Argentina farmers in grain export quota strike
Argentine farmers have halted sales of grain in a seven-day strike against government export limits.
The farmers say export quotas are stopping them taking advantage of high global demand and keeping domestic prices artificially low.
Argentina is one of the world's biggest grain exporters, and similar protests three years ago helped push global food prices to record highs.
But this strike is largely symbolic, as this year's harvest has not yet begun.
The farmers insist that withholding their crops for seven days will not cause shortages of bread in Argentina's cities, as mills have had plenty of warning and time to stock up.
Food price fears
Exports of wheat, maize and soy are not expected to be immediately affected.

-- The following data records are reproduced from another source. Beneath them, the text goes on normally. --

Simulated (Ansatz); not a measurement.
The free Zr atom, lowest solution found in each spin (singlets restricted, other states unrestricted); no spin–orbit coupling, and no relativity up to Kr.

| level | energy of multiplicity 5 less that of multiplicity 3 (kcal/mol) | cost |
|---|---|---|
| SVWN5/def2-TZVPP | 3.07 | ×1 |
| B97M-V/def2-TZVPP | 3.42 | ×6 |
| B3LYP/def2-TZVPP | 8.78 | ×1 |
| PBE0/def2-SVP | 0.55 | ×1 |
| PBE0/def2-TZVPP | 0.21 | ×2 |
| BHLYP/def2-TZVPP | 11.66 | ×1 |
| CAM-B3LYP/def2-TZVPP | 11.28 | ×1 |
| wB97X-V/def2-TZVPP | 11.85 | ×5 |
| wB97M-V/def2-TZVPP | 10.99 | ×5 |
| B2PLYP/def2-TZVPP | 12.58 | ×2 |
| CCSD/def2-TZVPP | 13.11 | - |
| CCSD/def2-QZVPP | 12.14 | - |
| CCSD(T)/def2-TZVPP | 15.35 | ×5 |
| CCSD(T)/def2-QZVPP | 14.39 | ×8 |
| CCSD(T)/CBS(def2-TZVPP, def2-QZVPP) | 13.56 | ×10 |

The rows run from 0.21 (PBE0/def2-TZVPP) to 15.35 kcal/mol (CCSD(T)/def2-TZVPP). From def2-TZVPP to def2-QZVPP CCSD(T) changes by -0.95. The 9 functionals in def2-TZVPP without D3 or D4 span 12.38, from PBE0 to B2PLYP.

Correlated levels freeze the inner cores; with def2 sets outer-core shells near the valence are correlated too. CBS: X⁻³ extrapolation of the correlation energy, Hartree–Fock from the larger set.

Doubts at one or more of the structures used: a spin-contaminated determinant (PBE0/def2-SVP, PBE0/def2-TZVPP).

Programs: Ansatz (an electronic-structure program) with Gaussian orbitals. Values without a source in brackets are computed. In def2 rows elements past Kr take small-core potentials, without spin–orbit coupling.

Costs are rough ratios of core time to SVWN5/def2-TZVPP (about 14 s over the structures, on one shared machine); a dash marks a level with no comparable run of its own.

But analysts say the protest, on top of hot, dry conditions in Argentina, will fuel fears that global food prices may be pushed higher.
The Argentine agricultural minister, Julian Dominguez, condemned the strike, but said he recognised that grain farmers were "not earning what they should be earning" for their crops.
The protest is a revival of a long-running dispute between farmers and the government of President Cristina Fernandez over agricultural policy.
The government says export quotas help keep inflation low and guarantee domestic food supplies.
But farmers' unions say the measure mainly benefits international commodity traders, and that Argentina is losing its global market share.
"We must improve and normalise grains trade in Argentina, especially for wheat and corn," said Eduardo Buzzi of the Argentine Agrarian Federation, one of four farmers' groups leading the protest.
"Farmers lose fortunes, and consumers pay more for their daily bread".